Admitting that my kids, now 16 and 19, don’t need me as much anymore is sometimes difficult. Sometimes it’s a relief, but when I’ve had to send them off for long stretches of time, I haven’t always handled it well. Now, after four tries with my oldest, I think I’m finally getting the hang of this letting go stuff. I guess the fourth time, not third, is a charm.
Last Saturday, I dropped my first born off at school in Vermont to start his sophomore year of college. Despite it being only his second year in college, it’s his fourth year away from us (he did two years of high school at a boarding school in CT). Needless to say, this routine is old hat for us.

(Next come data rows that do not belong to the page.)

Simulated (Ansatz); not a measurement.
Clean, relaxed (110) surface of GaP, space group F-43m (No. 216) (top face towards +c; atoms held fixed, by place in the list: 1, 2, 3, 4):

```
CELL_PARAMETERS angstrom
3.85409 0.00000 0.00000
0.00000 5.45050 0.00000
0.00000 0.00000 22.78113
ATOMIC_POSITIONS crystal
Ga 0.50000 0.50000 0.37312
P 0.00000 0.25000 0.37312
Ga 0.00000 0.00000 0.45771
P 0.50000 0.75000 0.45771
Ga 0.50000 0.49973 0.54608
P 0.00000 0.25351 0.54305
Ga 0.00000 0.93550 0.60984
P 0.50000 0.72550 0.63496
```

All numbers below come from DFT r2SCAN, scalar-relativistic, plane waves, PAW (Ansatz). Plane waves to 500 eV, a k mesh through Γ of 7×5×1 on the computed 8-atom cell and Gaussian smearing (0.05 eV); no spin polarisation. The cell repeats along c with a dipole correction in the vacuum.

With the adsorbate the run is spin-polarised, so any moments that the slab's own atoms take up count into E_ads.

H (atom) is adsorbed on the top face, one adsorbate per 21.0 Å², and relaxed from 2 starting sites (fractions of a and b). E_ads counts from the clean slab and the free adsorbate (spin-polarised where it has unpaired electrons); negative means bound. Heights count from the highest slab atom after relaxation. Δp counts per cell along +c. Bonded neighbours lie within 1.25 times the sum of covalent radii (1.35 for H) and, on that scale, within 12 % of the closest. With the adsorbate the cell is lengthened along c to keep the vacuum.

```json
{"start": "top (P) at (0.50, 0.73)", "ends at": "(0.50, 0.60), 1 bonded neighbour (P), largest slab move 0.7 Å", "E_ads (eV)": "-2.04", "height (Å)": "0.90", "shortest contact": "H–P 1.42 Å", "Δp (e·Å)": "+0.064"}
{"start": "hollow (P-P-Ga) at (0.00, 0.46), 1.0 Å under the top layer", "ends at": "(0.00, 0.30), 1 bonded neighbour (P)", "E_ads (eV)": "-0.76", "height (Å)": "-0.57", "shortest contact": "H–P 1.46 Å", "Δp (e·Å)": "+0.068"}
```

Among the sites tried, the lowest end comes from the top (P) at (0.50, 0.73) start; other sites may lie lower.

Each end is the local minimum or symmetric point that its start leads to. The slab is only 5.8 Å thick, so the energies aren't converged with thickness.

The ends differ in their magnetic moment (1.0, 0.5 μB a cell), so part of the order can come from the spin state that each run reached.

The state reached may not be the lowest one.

Ironically though, even after two years away at boarding school, the college drop-off scene last year did not go well. You can read about it here, but long story short, I called him an asshole and left before his room was fully decorated. It wasn’t pretty.
The backstory to that post was that the days leading up to freshman drop-off were stressful. My son is not a planner and I am. [This is the crux of the problem, I know.] Despite my nagging all summer long, he left all the dorm shopping for the last minute. Because he still didn’t have a driver’s license at the time, his poor planning became my problem. Needless to say, I wasn’t nice about it.
Fast forward to this year, and at 19, he’s still not a good planner. But this time, his poor planning did not become my problem. I finally learned how to step back and step out. It’s his responsibility, not mine, and he’ll figure it out. [He finally got his driver’s license, so this made it easier, tbh.]
I will admit that quitting micromanaging cold turkey was hard. I started to get involved, making suggestions for what he should pack and how he should pack it, but I backed off when he told me he had it under control. Doubtful, I thought, but I got the memo. He can handle it — or he can’t and he’ll figure it out. They do have stores in Vermont, after all.
Friday night, he packed the car. I have no idea what he packed or how he packed it. All I know is that when we arrived on campus Saturday afternoon, a few “loose” items came tumbling out of the car when the doors were opened, which explained the empty bags and carriers left behind. At least nothing broke.
College move-in day as a sophomore is very different from freshman year. You’re on your own. No welcome committee. No directed parking. No throngs of co-eds descending upon your vehicle to whisk away your stuff. None of that. It’s a total free-for-all … or at least it felt that way.
Turns out, the university had sent all the necessary information to my son, but he didn’t opened his email all summer. Always resourceful, he texted his suitemates who were already on campus and moved in. Problem solved. No sweat off his back.
And more importantly, none off mine either. Learning from my hands-off approach to his packing, I stayed out of it. And guess what? He figured it out. Rather quickly, I might add.
When it came time to set up his room, I again stayed out of it. He did ask me to make his bed, but other than that, he didn’t want my help. I’m sure he still has clothes in duffle bags and shoes in boxes, but he’ll figure it out. After all, it’s his room, not mine. As long as it doesn’t bother his roommate, it’s all good.
College is about growth and learning, but I think I’m learning and growing just as much as he is. Recognizing that my manchild doesn’t need my help — or opinion — all the time, and acting as such, is a huge deal for me. Even bigger is that I’m not taking his attitude personally. I wasn’t sad or hurt that he didn’t want my help. I was proud. Proud of how he’s growing up and taking charge. [Note: I’m not proud of his decorating style, but if he likes to keep things simple with just a few posters and LED lights, who am I to judge?]
It’s only been three days and I definitely miss him. I’m prepared for a few missteps along his journey, but I really am proud of how he’s maturing. He’s kind, helpful, loyal, and compassionate. What more can a mother ask for, other than weekly FaceTime calls and regular texts saying how much he loves me?! [Note to kids: Photos, like this one H sent me on Monday from his first class of the year, are good, too.]